FINDING MAXIMUM AND MINIMUM VALUE OF QUADRATIC FUNCTION

The vertex of a parabola is the point where the line of symmetry of the parabola intersects the parabola.

Let f be a quadratic function with standard form

y  =  a(x - h)² + k

the maximum and minimum value of f occurs at x  =  h.

In order to find the maximum or minimum value of quadratic function, we have to convert the given quadratic equation in the above form.

Minimum Value of Parabola :

If the parabola is open upward, then it will have minimum value

If a > 0, then minimum value of f is f(h)  =  k

Maximum Value of Parabola :

If the parabola is open downward, then it will have maximum value.
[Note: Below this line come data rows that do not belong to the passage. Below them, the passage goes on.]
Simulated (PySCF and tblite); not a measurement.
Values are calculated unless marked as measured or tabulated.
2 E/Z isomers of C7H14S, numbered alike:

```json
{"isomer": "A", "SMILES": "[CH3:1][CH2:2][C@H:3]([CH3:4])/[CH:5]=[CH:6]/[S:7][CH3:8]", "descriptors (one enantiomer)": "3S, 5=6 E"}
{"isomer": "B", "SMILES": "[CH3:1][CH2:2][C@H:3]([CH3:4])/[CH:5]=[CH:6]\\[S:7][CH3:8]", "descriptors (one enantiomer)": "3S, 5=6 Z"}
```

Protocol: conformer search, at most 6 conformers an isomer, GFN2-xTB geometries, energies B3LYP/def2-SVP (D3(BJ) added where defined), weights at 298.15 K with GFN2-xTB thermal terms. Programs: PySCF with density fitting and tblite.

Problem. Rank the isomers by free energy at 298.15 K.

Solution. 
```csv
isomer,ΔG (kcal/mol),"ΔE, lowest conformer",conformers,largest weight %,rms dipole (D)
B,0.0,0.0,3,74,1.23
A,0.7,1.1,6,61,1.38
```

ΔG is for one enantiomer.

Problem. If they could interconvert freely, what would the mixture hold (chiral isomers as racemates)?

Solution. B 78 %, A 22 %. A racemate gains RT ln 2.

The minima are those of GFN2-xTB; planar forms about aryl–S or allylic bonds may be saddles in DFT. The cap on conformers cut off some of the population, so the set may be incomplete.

If a < 0, then maximum value of f is f(h)  =  k

Finding Maximum or Minimum Value of a Quadratic Function

Question 1 :

Suppose f , g, and h are defined by

f(x) = −x², g(x) = −2x², h(x) = −2x² + 1.

(a) Sketch the graphs of f , g, and h on the interval [−1, 1].

(b) Find the vertex of the graph of f , the graph of g, and the graph of h.

(d) What is the maximum value of f ? The maximum value of g? The maximum value of h?

Solution :

Graph of f(x) = −x² :

Graph of f(x) = −2x² :

Graph of f(x) = −2x² + 1 

(b)  The vertex of the parabola f(x) = −x² is at (0, 0). Hence the maximum value is 0.

The vertex of the parabola f(x) = −2x² is at (0, 0). Hence the maximum value is 0.

The vertex of the parabola f(x) = −2x² + 1 is at (0, 1). Hence the maximum value is 1.

Question 2 :

The function defined by 

f(x) = x² + 6x + 11.

(a) For what value of x does f(x) attain its minimum value?

(b) Sketch the graph.

(c)  Find the vertex of the graph of f .

Solution :

In order to convert the given quadratic function into vertex form, let us use the method completing the square method.

Let y = x² + 6x + 11

y - 11  =  x² + 6x

y - 11  =  x² + 2 ⋅ x ⋅ 3 + 3² - 3²

y - 11  =  (x + 3)² - 9

y  =  (x + 3)² - 9 + 11

y  =  (x + 3)² + 2

y = a(x - h)² + k

a =  1 > 0, the parabola is open upward, then it will have minimum value. Vertex of parabola (h, k) is (-3, 2)

When x = -3, f(x) attains its minimum value.

(b)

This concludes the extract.